Global mining giant Glencore is renowned for its copper, zinc, and coal operations. However, last year, the company also capitalized on surging gold prices. Frustrated with the stock market, CEO Gary Nagle is now weighing the possibility of abandoning the London Stock Exchange.

On Wednesday, Glencore presented its 2024 annual results to financial analysts in Baar close to Zug in Switzerland. The key figures, which are crucial in the mining sector, were in line with expectations due to falling commodity prices: Adjusted EBITDA amounted to 14.4 billion dollars, 16 percent less than in 2023. This generated a free cash flow of $4.8 billion (2023: $5.2 billion).

Operating income stood at minus $1.6 billion, compared to $4.3 billion in the previous year. However, this is not considered a loss in Baar. «It was a very strong year for Glencore», CEO Gary Nagle said.

«What makes sense is cash generation»

«There are some accounting adjustments which get you to a net profit or a net loss. Some of those who do not fully understand of how accounting works in the mining industry always seem to report on net income. That makes no sense, as we all know.» He added: «What really makes sense is cash generation and adjusted EBITDA.»

In recent years, Glencore has primarily benefited from a boom in coal. However, its price dropped by more than 30 percent last year. Metals, particularly copper and zinc, partially offset this development: While the metals division contributed 42.2 percent to adjusted EBITDA in 2023, it was nearly 58 percent in 2024.

Gold as a By-Oroduct

According to CEO Nagle, price trends in coal and metals are often countercyclical. With significant activities in both areas, Glencore is therefore well-positioned for most market situations.

The additional cash flows Glencore was able to generate due to a 23 percent increase in gold prices last year were described by the CEO as «helpful». Gold is extracted as a by-product in the mining of other metals and coal.

«We have a good gold operation»

Although gold is not a core business for Glencore (the company owns no gold mines except for a 70 percent stake in the Altyntau-Kokshetau mine in Kazakhstan), Glencore produced 738,000 ounces of gold last year (equivalent to 21 tonnes). The company sold a total of 2.4 million ounces, or approximately 68,000 kilograms, at a current market value of about 200 million dollars.
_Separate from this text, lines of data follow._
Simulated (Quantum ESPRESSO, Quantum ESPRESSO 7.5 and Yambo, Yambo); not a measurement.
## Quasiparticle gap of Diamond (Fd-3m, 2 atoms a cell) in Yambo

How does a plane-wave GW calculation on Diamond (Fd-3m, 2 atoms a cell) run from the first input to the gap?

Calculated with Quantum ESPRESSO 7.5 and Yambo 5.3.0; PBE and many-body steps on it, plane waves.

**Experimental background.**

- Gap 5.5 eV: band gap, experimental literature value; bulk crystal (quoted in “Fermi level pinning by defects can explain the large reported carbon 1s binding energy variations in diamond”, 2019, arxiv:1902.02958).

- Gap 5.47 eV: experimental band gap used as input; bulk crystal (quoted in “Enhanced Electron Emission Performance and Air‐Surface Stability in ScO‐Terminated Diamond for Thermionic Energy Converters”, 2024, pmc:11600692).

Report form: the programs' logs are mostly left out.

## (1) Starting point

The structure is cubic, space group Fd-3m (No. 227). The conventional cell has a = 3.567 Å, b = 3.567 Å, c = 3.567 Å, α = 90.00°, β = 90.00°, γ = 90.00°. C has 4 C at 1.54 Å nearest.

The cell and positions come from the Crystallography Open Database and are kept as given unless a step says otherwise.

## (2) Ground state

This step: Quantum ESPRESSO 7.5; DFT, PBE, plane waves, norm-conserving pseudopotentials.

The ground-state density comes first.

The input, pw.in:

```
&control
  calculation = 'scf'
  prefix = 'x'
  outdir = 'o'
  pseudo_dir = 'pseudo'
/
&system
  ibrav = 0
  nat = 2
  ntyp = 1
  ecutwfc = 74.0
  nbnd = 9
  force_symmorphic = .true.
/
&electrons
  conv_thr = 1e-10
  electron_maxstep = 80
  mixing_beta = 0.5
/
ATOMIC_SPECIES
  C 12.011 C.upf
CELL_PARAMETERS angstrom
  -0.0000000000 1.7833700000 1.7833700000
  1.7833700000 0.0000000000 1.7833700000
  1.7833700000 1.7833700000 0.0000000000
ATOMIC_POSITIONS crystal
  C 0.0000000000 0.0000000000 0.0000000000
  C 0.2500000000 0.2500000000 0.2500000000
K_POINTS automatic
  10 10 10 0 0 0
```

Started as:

«Gold isn't core to us», commented Nagle. However, «Gold is very flavor of the day, prices are very strong and we have a good gold operation.»

Billions For Shareholders

Glencore plans to distribute about half of its 2024 cash flow to shareholders. This includes a dividend of $1.2 billion (0.10 dollars per share) and a share buyback worth 1 billion dollars, which is expected to be completed by the time the half-year results are presented in August.

Despite these prospects, the stock market reacted negatively. By midday, Glencore shares had fallen by 7 percent.

Struggles With Stock Market

Nagle hinted that he believes the stock markets are underestimating Glencore’s potential. In recent years, the company has refined its mining portfolio to a world-class level. As a result, Glencore holds decades’ worth of relatively cost-effective reserves in coal and copper.

The CEO explained Glencore’s prevailing philosophy of «Supply Discipline»: In the interest of profitability, the company extracts raw materials conservatively when prices are not favorable. In particular, he sees significant growth potential for copper prices due to universal demand driven by global electrification (artificial intelligence, electric mobility, etc.).

«Stealth Going Private»

As long as markets assess Glencore’s prospects more pessimistically than the company itself, it plans to continue aggressive share buyback programs. In recent years, Glencore has already repurchased ten percent of its own shares through this approach.

The Glencore CEO compared this to «taking private our company by stealth» and called it «a terrific form of M&A while it trades at a discount».

Goodbye, London Stock Exchange?

Glencore is also dissatisfied with its listing on the London Stock Exchange. «We are in active consideration in moving our listing from London», said the CEO. The most likely option is a listing in the United States, where nearly 50 percent of the company’s institutional investors are already based. «You see some of the valuation multiples and the money available there…», Nagle said, while emphasizing that all options are being considered.

The mining giant is not worried about the current tariff debate. Due to the geographic depth and breadth of its mining assets, the company could even benefit from interesting arbitrage opportunities.